Planning and Development Director Kelly Lasky confirmed today one of the developers will be at the 5:30 p.m. meeting to discuss the rezoning request in which a B-3 commercial classification is sought. The land, which is beside El Tenampa, is currently zoned B-4.
The meeting will be held at Lloyd Andrews City Meeting Hall on Jackson Street.
Uses in the B-3 district are more restrictive than those in the B-4, based on the intensity of uses, height and residential setbacks.


While the meeting is solely focused on the rezoning and not the intended use, as the focus will be when the matter goes before city council next Tuesday, comments from those residing in the area at a planning board meeting last month centered on the senior apartments which may go there.

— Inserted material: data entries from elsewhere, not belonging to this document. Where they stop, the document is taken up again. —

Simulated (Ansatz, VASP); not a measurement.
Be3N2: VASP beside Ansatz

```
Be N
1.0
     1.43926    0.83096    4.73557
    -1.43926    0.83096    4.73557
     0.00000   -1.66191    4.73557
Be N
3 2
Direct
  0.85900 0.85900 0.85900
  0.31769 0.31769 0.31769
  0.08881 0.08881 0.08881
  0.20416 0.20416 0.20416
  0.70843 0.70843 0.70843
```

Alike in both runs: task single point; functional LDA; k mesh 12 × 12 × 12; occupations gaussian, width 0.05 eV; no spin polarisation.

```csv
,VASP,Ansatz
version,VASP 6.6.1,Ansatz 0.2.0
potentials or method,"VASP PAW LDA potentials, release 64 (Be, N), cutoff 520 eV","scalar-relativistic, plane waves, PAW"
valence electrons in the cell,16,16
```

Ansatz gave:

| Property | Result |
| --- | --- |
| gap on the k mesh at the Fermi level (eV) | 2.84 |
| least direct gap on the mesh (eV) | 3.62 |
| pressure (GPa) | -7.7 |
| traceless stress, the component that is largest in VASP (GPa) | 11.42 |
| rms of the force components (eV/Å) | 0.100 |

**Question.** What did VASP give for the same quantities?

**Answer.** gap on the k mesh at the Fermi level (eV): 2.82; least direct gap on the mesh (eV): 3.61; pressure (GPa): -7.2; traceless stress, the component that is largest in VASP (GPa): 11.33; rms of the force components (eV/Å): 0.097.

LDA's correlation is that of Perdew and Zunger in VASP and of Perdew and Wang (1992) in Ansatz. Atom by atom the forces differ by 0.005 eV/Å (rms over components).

Many residents expressed privacy concerns, about potential occupants of the apartment complex being able to peer into their backyards.
Lasky said the maximum height allowed is 35 feet. “The developer indicated they are likely to position the development closer to Becker Drive and Hunting Ridge Road. That way it increases the distance between the proposed residential development and the surrounding residential neighborhood. They don’t know the building’s position or what the direction the windows will be facing.”
The developer, if the rezoning is approved and plans for the proposed development are submitted, would be required to put up an 8-feet opaque fence or vegetative buffering to screen it from the residential neighborhood.
The ultimate project is dependent on whether it is approved for financing through the North Carolina Housing Financing Agency, which offers several programs, including those for rental housing for developers who want to build what is considered affordable housing based on incomes in the area, Lasky said. “The agency monitors the property to ensure the developers are in compliance with the money they receive to develop the units.”
Developers approved for financing are under a 30-year commitment.
Lasky also said, addressing another concern registered at the first planning board meeting on the matter, “There is no indication in this being subsidized voucher housing. This application is not from the housing authority. The housing authority is the local public housing entity.”